There are many questions which sound similar or the same for groups and Lie algebras. Some (very few, actually) of those questions have identical solutions and answers. Some have identical answers but very different solutions. Some have different answers and different solutions.

I am not talking about situations where one have a strictly defined (functorial) correspondence of some sort which allows to reduce almost automatically some questions from groups to Lie algebras, like Lie groups-Lie algebras, or Malcev(-like) correspondence.

For simplicity, let us confine to finite groups and finite-dimensional Lie algebras over a field. A few examples of what I have in mind:

Suppose a group (resp. Lie algebra) is represented as a (not necessarily direct) product (resp. sum) of two nilpotent subgroups (resp. subalgebras). Is it true that the group (resp. Lie algebra) is solvable?

Suppose a group (resp. Lie algebra) is commutative-transitive: $[x,y] = 1$ (resp. 0), $[y,z] = 1$ (resp. 0), and $y \ne 1$ (resp. 0) implies $[x,z] = 1$ (resp. 0). What can be said about its structural properties?

**(edit: added a couple of hours later)**(Lyndon-)Hochschild-Serre spectral sequence connecting group (resp. Lie algebra) (co)homology with (co)homology of its normal subgroup (resp. ideal) and the respective quotient.

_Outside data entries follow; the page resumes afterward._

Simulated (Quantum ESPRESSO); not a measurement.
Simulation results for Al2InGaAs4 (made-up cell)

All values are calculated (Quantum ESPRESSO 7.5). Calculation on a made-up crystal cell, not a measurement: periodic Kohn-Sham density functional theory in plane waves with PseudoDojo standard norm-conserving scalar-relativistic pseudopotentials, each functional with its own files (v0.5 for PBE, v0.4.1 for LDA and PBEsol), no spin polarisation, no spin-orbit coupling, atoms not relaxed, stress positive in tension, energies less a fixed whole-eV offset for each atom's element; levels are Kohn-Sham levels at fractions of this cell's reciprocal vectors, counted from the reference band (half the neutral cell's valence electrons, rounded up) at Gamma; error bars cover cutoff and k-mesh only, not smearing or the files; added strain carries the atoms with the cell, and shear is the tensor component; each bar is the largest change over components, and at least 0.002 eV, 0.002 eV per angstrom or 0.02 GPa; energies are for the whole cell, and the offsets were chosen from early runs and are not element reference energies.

As far as I know, both questions 1. and 2. have very similar answers for groups and Lie algebras, in some particular situations admit (almost) identical proofs or fragments of proofs, but in the whole generality the proofs are very different, with group-theoretic proof not utilizing in any way a Lie-algebraic one, and vice versa. As for 3., initially the group- and Lie-algebraic cases were given very similar, but disjoint proofs, and later were interpreted as particular instances of the Grothendieck (?) spectral sequence.

**Question.**
Is it possible, looking on a property of groups/Lie algebras expressed as a formula in the appropriate first- or second-order theory, to predict solely on syntaxical/logical ground, whether this property would convey similar or different results in respective categories? On the other hand, is there some (metamathematical, I dare to say) principle which would make this impossible?

I realize that the question is probably too vague, and I would appreciate any help in making it more precise and interesting.